Sciencemadness Discussion Board

Propane as an inert-gas

thechemMo - 30-9-2018 at 01:45

I know there has kinda been a thread about that.I wanna make it a little bit more specific,though.
I’ve read a thread on HIVE about the demethylation of Ethylvanilin to give protocatechuic aldehyde https://chemistry.mdma.ch/hiveboard/novel/000291912.html .The paper mentioned in this thread used Argon as an inert.I wanna use propane because it’s more excessebile and cheap.I don’t see anything against this „theory“ but I’m a little bit worried about explosion dangers.I‘d do it like this:3 neck rb flask,left neck I’d attach the tube that is connected to my propane tank with a suitable Glas Adapter.In the middle neck I‘d have my Friedrich condenser where I would on the top attach a „tube adapter“ made from Glas to let the propane gas get out of the apparatus(an then it would be ignited with a torch or something so that nothing comes into the atmosphere ).On the right neck Id just have my thermometer quick fit.Do u think that would work?
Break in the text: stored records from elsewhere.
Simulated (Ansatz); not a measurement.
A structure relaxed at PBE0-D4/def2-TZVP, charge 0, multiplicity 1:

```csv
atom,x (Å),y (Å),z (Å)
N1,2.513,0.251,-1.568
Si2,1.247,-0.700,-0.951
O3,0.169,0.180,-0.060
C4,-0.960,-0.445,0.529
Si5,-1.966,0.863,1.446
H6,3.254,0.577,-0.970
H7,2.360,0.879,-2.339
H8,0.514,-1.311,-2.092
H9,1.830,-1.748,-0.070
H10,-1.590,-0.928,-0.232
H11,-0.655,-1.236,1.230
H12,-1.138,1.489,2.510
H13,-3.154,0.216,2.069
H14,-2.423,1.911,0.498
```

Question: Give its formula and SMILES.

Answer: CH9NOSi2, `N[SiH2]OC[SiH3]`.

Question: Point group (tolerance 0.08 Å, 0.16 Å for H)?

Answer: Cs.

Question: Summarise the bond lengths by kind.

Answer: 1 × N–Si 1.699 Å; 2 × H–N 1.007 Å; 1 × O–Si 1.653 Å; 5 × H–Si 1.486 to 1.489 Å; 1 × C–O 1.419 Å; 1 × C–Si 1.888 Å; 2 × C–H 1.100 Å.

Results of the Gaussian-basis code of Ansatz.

[Edited on 30-9-2018 by thechemMo]

Sulaiman - 30-9-2018 at 10:00

You could consider bubbling the exhaust gas through water to act as a flame trap ?

unionised - 30-9-2018 at 10:04

Did you consider CO2?

macckone - 30-9-2018 at 22:36

Argon is available as 'wine preserving' gas in fine wine stores.
If argon is unavailable, I would suggest butane rather than propane.
Butane can be bought without odorant.
To my knowledge propane cannot.
The thiol used as an odorant may cause issues.
If you use butane make sure you do it outside and use a flame arrestor on the outlet.
Unless you are working in a real lab and it is ethyl ether rated.
Butane has similar LEL and a higher activation energy than ethyl ether.

zed - 2-10-2018 at 12:21

It is possible CO2 will serve?

Might be sufficiently inert under your reaction conditions, and it is easy to generate.

I've seen Argon tanks at "Harbor Freight", in the past.

But, a current search of their site, shows none advertised.

ninhydric1 - 2-10-2018 at 19:49

Or use nitrogen gas. Remove the O2 from the atmospheric air with a flame and use water to absorb CO2. Send the gas through sulfuric acid to dry it. Or you could buy it if you have access to it.

morganbw - 5-10-2018 at 13:50

I would try the reaction without the inert gas. Maybe it is needed but sometimes it becomes a habit that is used with all trials.

I did not see any results shown without the inert gas.
For me (skip the inert) would be the first trial, then if that sucked I would think that, yay maybe it needs to be inert.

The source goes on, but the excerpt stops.